Battle heating up in Wallingford over controversial development

SEATTLE -- A battle is brewing between residents in Seattle's Wallingford neighborhood, the city and a well known developer, and it all centers around a proposed apartment complex.

Wallingford residents claim the city and a developer are ignoring their concerns, especially when it comes to the safety of families.

All parties will come together Wednesday night at the Good Shepard Center to try to hash out a plan everyone can live with.

Jim Fryett is leading the charge for more than 150 other Wallingford residents who oppose a proposal to build two large apartment buildings in the middle of their neighborhood.

"We're saying that's not acceptable to us," Fryett said. "It's very frustrating."

Every time Fryett or others in the area have voiced their concerns about the project, they claim the city and the developer, AMLI, don't seem to care.

"We are unsure we're being heard," Fryett said.

When it's built, the new complex will play home to 224 units that cover a full block just north of Wallingford Avenue, plus most of the block to the south.

Fryett and others don't like the size of the complex and they don't think it's going to fit the look or feel of the neighborhood. They fear the developer won't include any shops or stores on the first floor of the complex that could benefit the rest of the community.

They also hate that the only way in or out of the complex's parking garage will be along Burke Avenue, which they say is a quiet street where kids often play.

Fryett is asking AMLI to consider the neighborhood's concerns.

"We're going to be here in 20-years, and we know they're not," he said.

AMLI didn't return phone calls for comment on the story, but its website says the company specializes in multi-family, high value apartments.

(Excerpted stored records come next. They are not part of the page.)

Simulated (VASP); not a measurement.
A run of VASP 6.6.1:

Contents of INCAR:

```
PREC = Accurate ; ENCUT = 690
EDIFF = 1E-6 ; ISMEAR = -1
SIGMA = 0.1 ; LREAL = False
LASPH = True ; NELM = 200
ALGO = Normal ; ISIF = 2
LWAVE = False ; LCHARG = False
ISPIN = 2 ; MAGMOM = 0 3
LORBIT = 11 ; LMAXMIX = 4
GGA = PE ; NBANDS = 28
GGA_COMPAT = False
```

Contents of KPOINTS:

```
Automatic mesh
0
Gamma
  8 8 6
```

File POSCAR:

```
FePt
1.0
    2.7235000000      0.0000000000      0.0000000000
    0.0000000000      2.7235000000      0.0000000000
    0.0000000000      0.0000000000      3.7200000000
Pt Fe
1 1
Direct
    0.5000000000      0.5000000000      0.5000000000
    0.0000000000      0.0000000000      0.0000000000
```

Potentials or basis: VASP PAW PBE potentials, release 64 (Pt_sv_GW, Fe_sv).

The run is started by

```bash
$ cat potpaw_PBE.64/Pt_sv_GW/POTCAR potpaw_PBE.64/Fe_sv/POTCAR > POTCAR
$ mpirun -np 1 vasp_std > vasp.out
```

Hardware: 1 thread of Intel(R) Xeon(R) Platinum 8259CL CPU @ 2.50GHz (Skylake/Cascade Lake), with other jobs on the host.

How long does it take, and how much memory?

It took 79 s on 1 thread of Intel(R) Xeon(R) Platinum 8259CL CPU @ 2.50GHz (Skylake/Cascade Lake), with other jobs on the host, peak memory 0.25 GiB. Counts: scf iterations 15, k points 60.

A city spokesperson has encouraged Fryett and others to share their concerns and said all of their comments will be reviewed.

Fryett now worries the city will approve AMLI's plans and issue a building permit without any input from people who actually live in the neighborhood.

"It makes you feel skeptical about the whole process," he said.

Fryett is expecting more than 100 people at Wednesday meeting, which starts at 7 p.m.